The Polish diaspora wants to build a Silicon Valley in Poland

Woman computer scientist is reading "Introduction to Algorithms" by Cormen, Leiserson, Rivest. (CC BY NC ND Anna)

Poles living abroad could help build a Polish Silicon Valley, says Maria Olsson, a Polish businesswoman and scientist based in Sweden. In fact, a plan is already in place.

 

The idea fits in with the plans of the Beata Szydło’s government, which has announced a “reindustrialization” of the economy and the creation of industry-specific economic “valleys” – clusters aimed at developing various sectors.

CE Financial Observer: Professor Janusz Filipiak, the founder of the IT company Comarch, does not believe that a company such as Google will be created in Poland and neither will a Polish Silicon Valley be created. The reason is simple – the market is too small. Do you agree?

Maria Olsson: It is true that we won’t build something on the scale of the American Silicon Valley. But does that mean we shouldn’t try to do anything? I believe it’s a matter of perspective. After all, the Polish market is a part of the European market, so Poland could become the European hub of innovation. We should set the bar high. If we only wanted to build a “tiny little silicon valley”, we probably wouldn’t attract many people with that idea, would we?

The Foundation of the Polish Business Community Abroad, which you chair, has set itself the goal of creating the kind of hub you described in Poland.

This all happened at the initiative of Professor Wiesław Nowiński, a prominent scientist working at Singapore’s Agency for Science, Technology and Research. He has created an original programme for the development of Innovative Poland*, which is the foundation for the creation of our own Silicon Valley. He presented it in the Polish Parliament as early as 2012. Unfortunately, the politicians somehow did not follow up on his idea. We are currently trying to revive it.

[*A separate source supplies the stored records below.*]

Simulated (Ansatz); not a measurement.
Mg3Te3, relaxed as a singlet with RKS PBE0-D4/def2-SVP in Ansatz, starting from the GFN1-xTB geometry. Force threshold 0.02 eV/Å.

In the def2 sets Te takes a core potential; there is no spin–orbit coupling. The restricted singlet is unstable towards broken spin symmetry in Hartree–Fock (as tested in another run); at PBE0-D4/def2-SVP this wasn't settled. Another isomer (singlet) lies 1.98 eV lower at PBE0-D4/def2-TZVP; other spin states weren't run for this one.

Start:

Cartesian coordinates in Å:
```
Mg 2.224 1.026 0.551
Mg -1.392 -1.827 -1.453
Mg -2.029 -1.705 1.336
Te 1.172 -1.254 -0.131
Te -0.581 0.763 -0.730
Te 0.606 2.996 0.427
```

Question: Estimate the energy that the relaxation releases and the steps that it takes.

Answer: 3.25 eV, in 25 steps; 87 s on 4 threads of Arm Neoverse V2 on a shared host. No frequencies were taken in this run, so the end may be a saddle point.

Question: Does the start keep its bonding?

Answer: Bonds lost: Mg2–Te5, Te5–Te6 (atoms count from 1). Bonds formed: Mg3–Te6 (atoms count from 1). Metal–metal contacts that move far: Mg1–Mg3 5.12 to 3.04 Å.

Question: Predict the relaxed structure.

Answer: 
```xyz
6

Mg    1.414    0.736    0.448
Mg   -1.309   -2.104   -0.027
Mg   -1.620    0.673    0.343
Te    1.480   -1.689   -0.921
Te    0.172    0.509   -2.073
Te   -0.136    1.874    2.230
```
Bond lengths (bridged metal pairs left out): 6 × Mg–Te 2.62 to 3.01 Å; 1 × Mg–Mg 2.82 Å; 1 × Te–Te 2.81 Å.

What exactly do you plan to do?

The key is to tap the talents of the Polish people.

Isn’t that a cliché?

Not necessarily. Talent is quite a tangible thing; people in the West realise this. That is why they are happy to draw on our talent, attracting Polish scientists to their countries.

Of which you are a perfect example yourself. An outstanding chemist, scientist, consultant for major international companies…

I moved to Sweden almost 40 years ago. I have a Swedish husband who brought me there. I began my career with an internship at ABB Canles AB. I then spent thirteen years working in the laboratories of ABB’s research department. I studied at a business school and worked as an export manager until I finally founded my own consulting firm, advising others on how to implement innovative products and technologies.

And during these 40 years there was nothing Poland could offer you in terms of your career?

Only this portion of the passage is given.